Question

The $pH$ of 0.005 M codeine $({C_{18}}{H_{21}}N{O_3})$ solution is 9.95. Calculate its ionization constant and $p{K_b}$.

Answer 1

We have $pH$ , value using that we can calculate hydrogen ion concentration. Knowing hydrogen ion concentration and ionic product of water can calculate the concentration of hydroxyl ions. Then we can find ionization constant ${K_b}$ by using ${K_b} = \dfrac{{[{M^ + }][O{H^ - }]}}{{[MOH]}}$ , where $[{M^ + }]$ is codeine ion. We can find $p{K_b}$ by $p{K_b} = - \log ({k_b})$ .

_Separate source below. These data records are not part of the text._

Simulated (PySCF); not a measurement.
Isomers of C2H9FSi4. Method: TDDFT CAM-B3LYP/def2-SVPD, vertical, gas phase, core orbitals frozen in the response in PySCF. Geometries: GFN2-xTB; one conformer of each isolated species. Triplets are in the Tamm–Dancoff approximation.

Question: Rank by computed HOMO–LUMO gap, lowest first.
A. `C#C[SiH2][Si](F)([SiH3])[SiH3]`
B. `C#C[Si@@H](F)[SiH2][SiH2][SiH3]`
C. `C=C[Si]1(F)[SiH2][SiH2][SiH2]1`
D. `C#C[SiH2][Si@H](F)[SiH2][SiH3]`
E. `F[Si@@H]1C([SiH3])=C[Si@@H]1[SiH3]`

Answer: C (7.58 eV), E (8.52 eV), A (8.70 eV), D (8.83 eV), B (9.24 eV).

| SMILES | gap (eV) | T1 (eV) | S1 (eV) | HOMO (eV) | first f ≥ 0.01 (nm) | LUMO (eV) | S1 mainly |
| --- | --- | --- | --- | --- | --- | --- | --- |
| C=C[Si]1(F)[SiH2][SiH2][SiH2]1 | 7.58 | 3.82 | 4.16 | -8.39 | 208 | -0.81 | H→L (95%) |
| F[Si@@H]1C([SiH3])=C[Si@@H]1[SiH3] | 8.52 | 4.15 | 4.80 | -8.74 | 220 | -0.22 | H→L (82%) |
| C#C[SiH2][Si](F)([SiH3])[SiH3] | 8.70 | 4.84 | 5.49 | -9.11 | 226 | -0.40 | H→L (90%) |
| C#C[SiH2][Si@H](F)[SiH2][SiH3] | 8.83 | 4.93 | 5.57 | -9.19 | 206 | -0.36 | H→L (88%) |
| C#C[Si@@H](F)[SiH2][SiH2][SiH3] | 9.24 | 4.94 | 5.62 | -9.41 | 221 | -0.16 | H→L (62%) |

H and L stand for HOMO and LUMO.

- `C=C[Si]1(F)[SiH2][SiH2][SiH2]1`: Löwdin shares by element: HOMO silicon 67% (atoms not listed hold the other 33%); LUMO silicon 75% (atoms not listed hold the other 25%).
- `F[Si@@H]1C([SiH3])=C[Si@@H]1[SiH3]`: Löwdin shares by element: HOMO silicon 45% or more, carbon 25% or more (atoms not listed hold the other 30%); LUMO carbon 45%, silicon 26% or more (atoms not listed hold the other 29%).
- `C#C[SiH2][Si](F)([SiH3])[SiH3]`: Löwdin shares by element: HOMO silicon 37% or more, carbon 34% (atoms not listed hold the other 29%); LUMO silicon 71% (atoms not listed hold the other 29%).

Complete step by step solution:
We have,
$Codeine + {H_2}O\underset {} \leftrightarrows Codeine{H^ + } + O{H^ - }$
$pH = 9.95$ and $[MOH] = 0.005M$
$[{H^ + }] = anti\log \left( { - pH} \right)$
Substituting we have,
$[{H^ + }] = anti\log \left( { - 9.95} \right)$
$[{H^ + }] = 1.12 \times {10^{ - 10}}M$ .
So,
$[O{H^ - }] = \dfrac{{{K_w}}}{{[{H^ + }]}}$
${K_w}$ is an ionization constant of water. That is ${K_w} = 1 \times {10^{ - 14}}mo{l^2}d{m^{ - 6}}$ .
Substituting we have
$[O{H^ - }] = \dfrac{{1 \times {{10}^{ - 14}}}}{{1.12 \times {{10}^{ - 10}}}}$
$[O{H^ - }] = 8.928 \times {10^{ - 5}}M$
The concentration of the corresponding codenium ion is also the same as that of hydroxyl ion. Let the codeine ion be denoted by $[{M^ + }]$ . Thus
${K_b} = \dfrac{{[{M^ + }][O{H^ - }]}}{{[MOH]}}$
Substituting we have,
${K_b} = \dfrac{{{{\left( {8.928 \times {{10}^{ - 5}}} \right)}^2}}}{{0.005}}$
${K_b} = \dfrac{{7.971 \times {{10}^{ - 9}}}}{{0.005}}$
$\Rightarrow {K_b} = 1.594 \times {10^{ - 6}}$
The ionization constant is $1.594 \times {10^{ - 6}}$ .
Now $p{K_b} = - \log ({k_b})$
$p{K_b} = - \log (1.594 \times {10^{ - 6}})$
$\Rightarrow p{K_b} = 5.79$

Note:
We know that there is no unit for ionization constant and $p{K_b}$ . Careful in the calculation part. the ionization for a general weak acid, HA can be written as follows
$H{A_{(aq)}} \to {H^ + }_{(aq)} + {A^ - }_{(aq)}$
The Acid Ionization constant ${K_a}$ is given by ${K_a} = \dfrac{{[{H^ + }][{A^ - }]}}{{[HA]}}$ . Also codeine is a weak organic base.